Autoethnography is actually connected to a concern I have about our provincial numeracy testing and the International Baccalaureate (IB) Middle Years Programme (MYP) Mathematics exam I mark based on a mark scheme from IB: does the assessment require personal experiences that may influence a students’ success when unpacking the questions? If I research the success students experience in the numeracy assessment, based on their cultural experiences and the type of questions they chose to do their long answers on, then I would likely be using some variation of autoethnography. I can see that this is an area where I will need to delve a little deeper. Re-reading the article and making a dictionary of terms (as was suggested in class) is on my to-do list.

Research Diary: A Tool for Scaffolding was actually a feel-good read. It clarified and justified my chosen method of working. I have always been a list and note person, documenting what was done and what needed to be done. My formats just were not in the form of a traditional diary. With our school being so focussed on email communication, my email was a big part of my diary, with even some emails sent to myself with extra comments about things I wanted to remember or look back at in a few days, months or years down. My extensive filing system for my emails helped out a number of times, particularly when decisions made by staff that had departed the school were required to sort out an issue. I had my day planner and calendar online with many notes to look back at from year to year, as well as documents for specific big tasks that listed actions taken, the order that worked from year to year, justifications for decisions made and reflections on what to try in the future. Thus, I particularly connected with certain statements in the article:

“it makes visible both the successful and (apparently) unsuccessful routes of learning and discovery so that they can be revisited and subject to analysis”, “in the research process, data collection should not be separated from reflection and analysis, as all processes feed into each other”, and “the aim of starting the journal is not usually for reflection, but as part of the data collection and to increase validity by keeping a log of decisions made”.
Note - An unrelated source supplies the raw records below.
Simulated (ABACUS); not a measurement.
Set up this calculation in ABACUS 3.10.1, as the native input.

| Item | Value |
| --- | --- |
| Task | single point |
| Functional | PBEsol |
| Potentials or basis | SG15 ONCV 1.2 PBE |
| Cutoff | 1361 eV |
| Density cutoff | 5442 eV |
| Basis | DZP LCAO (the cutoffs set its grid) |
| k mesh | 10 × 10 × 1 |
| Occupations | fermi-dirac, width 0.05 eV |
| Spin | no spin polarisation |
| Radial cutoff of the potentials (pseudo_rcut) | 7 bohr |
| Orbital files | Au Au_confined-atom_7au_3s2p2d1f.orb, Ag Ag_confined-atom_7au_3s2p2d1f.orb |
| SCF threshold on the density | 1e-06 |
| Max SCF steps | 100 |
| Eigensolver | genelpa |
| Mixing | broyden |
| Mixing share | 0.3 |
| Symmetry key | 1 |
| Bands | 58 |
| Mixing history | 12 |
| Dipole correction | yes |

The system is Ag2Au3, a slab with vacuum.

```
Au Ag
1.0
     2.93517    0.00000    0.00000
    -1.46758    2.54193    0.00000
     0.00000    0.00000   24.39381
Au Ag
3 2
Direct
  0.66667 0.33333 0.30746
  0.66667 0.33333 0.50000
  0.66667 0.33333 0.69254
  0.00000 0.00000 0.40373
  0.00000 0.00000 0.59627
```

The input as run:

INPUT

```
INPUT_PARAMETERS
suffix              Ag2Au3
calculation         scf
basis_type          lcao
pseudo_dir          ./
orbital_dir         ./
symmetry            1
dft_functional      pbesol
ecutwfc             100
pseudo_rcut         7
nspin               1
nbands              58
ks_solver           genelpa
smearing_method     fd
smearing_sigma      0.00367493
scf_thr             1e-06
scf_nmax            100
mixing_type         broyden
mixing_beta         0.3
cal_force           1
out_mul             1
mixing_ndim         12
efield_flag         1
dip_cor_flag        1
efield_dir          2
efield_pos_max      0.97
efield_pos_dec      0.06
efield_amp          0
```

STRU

As a researcher, I will definitely be more cognizant of keeping even more careful notes of what I have searched and found, particularly those items that are not of use now but may be in the future. With the speed of this particular course and the volume of information being taken in, I cannot depend upon my memory to keep track of bits and pieces the way I was able to at work.

Our second class was very interesting. The idea of trying to pull three items out of each reading helped settle me. I take notes from each reading (that I do not post) but I reread these notes a few times. I already know which articles will need a re-read, so not worrying about totally absorbing each one the first time helps with the overload. Also, I appreciated looking at research through the 4 Rs: Research (What? How?), Researcher (Who?), Researched (on What or with Whom?) and Reader (Who?). This will be important to do on articles I find to help judge reliability for whatever I eventually choose to do.

The short session with the librarian was really helpful. Research in my position at school was only in British Columbia Education documents. The last time I had to do significant research was in my BMusMusEd and BA days, when we still had to dig through all the cards of article abstracts and then read the articles on microfiche!

I was even more overwhelmed after class today than the first day. Plenty of work added to my to-do list and a realization of how helpful Fridays without classes was going to be. I am very thankful we have such a positive and open group of students and teachers.